Latvian national carrier Air Baltic has posted a loss of €26.6 million for the first half of 2019, a rise in losses of over 70 percent year-on-year (y-o-y). Air Baltic made losses of €15.5 million over the same period last year. The picture, however, is far from clear, as the company has previously revised profit and loss announcements. At the same time, CEO of Regional Jet, a subsidiary of Air Baltic competitor Nordica, says the company should have folded long ago.
Air Baltic flies from Tallinn Airport to northern European destinations including Copenhagen and Vilnius, but is based in Riga whence it flies to a much broader range of destinations, including Abu Dhabi, Rome and Madrid, usually on a seasonal basis.
The company issued €200 million-worth of bonds in the summer, which were snapped up by over 100 international investors, the company says. The bond issue was the largest in Latvia's history, according to ERR's online news in Estonian, with bonds being valid for five years at a 6.75 percent interest rate.
Nevertheless, the company has been coy about publicizing its full financial picture, according to ERR in Estonian, with annual reports on the company's website notably brief (seven pages long in the most recent case, for a company with a turnover of hundreds of millions of euros, compared with a 45-page report by Estonia's Nordica, which has a turnover of around €100 million).
It does at least have reports available, however – Polish state-owed operator LOT (and co-owner of Nordica subsidiary Regional Jet) does not have any on its website.
Air Baltic had previously announced its revenue grew by 22 percent in 2017 and tripled profits to €4.6 million in the same period; however this information has been removed.
Data provided to potential investors, however, far from quoting a profit, reported a loss of €18.7 million.
The company said that the losses were mostly the result of tax obligations deferred from earlier periods.

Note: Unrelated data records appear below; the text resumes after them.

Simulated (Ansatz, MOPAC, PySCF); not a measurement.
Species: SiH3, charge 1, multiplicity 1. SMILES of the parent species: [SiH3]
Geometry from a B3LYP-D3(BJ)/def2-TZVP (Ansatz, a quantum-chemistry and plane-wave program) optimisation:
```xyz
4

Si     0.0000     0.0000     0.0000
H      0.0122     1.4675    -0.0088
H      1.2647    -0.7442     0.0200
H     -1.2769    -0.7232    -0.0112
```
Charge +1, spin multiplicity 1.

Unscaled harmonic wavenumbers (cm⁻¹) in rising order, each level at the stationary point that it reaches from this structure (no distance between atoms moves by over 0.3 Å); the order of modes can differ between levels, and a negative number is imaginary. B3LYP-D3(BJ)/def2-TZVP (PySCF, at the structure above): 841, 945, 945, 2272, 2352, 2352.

The same decline in the once-rosy outlook applied this year. Whereas in 2018 Air Baltic said in May this had grown by 18 percent to €409 million, by the time it started issuing the bonds a few months later, this had been revised downwards by a couple of million, with projected profits down to €3 million (from €5.4 million projected in May).
Also noteworthy is the moving around of money in the accounting process, from the company's legal disputes reserve fund. €20 million of this was moved into profits, leaving €6.8 million for legal fees. The company said early this year it had won several lawsuit cases, without divulging what these were.
Thus without the moving of the legal funds into the profit category, losses would have been around €17 million in 2018 (i.e. €3 million minus the c. €20 million legal fund).
Latvian media coverage of Air Baltic
In summer, Latvian daily, quite literally, Diena, said that Air Baltic had made losses of €30 million in Q1 2019. The company said that it did not publish quarterly reports, but neither confirmed or denied the allegations, instead quietly publishing its half-year report some time in August or September.
The latter quoted the figure of €26.6 million losses noted above, from €15.5 million in the previous year, even though revenue had risen from €182.7 million to €219.5 million y-o-y over the same period.
This need not equate to a loss of over €50 million for the year, due to the seasonal nature of the airline industry making summer the most profitable time. Since the first-half report for 2019 naturally only ran to the end of June, a large chunk of summer figures are still to be reported.
Air Baltic CEO Martin Gauss also told ERR Thursday that changes in accounting standards, from Latvian ones to international standards, had been a factor in the changing figures from 2017 and 2018.
Gauss would not comment on loss predictions for 2019 as a whole, but said the company aimed for turnover in the region of half a billion euros for the year.
Regional Jet CEO's comment
The losses reported so far compare with Estonian state-owned carrier Nordica, which has also made losses, but of €5.4 million for 2018, and Subsidiary Regional Jet projects profits of €3.5 million for 2019.
Nordica has however has cut most of its international connections from Tallinn Airport, though it is also involved in operating domestic routes in Sweden, together with subsidiary Regional Je
Regional Jet CEO Jan Palmér, a champion of the outsourcing business model which involves his company "wet-leasing" planes and flight crews (the latter often picked up from recruitment agencies) to client airlines like SAS, told journalists Wednesday that Air Baltic should have long since ceased operations, despite its importance for Latvian prestige and not withstanding state support. Palmér oversaw the liquidation of Estonian state carrier Estonian Air in late 2015, which had been found guilty of infringing EU regulations in its state support, prior to Palmér's tenure, and which it was unable to pay back.
"The Latvian state has poured huge amounts of money into [Air Baltic]," said Palmér, who believes smaller, independent ticket-selling airlines will soon be a thing of the past.
"They have a different logic. They want flight connections to attract investor," he added, noting that it was in Air Baltic's interest that both Nordica and former Lithuanian carrier FlyLAL exit the market (which the latter did 10 years ago).
One possible reason for the continued support of the loss-maker by the Latvian government is to retain Riga's position as the major hub and investment target in the three Baltic states, which necessitates regular and direct links.
If the information on its own website is accurate, Air Baltic runs just under 40 aircraft, of four different models.
It also said it aims to order 30 more Airbus A220-300 aircraft in a €4.8 billion-deal which would give it an option for a further 30 airbuses, with a view to switching solely to that model of plane in future.
Air Baltic serves a total of 70 destinations, 12 direct from Tallinn Airport and half that number from Vilnius. The Latvian state owns an 80 percent stake, with the remainder held by Aircraft Leasing 1 SIA, owned by Danish businessman Lars Thuesen.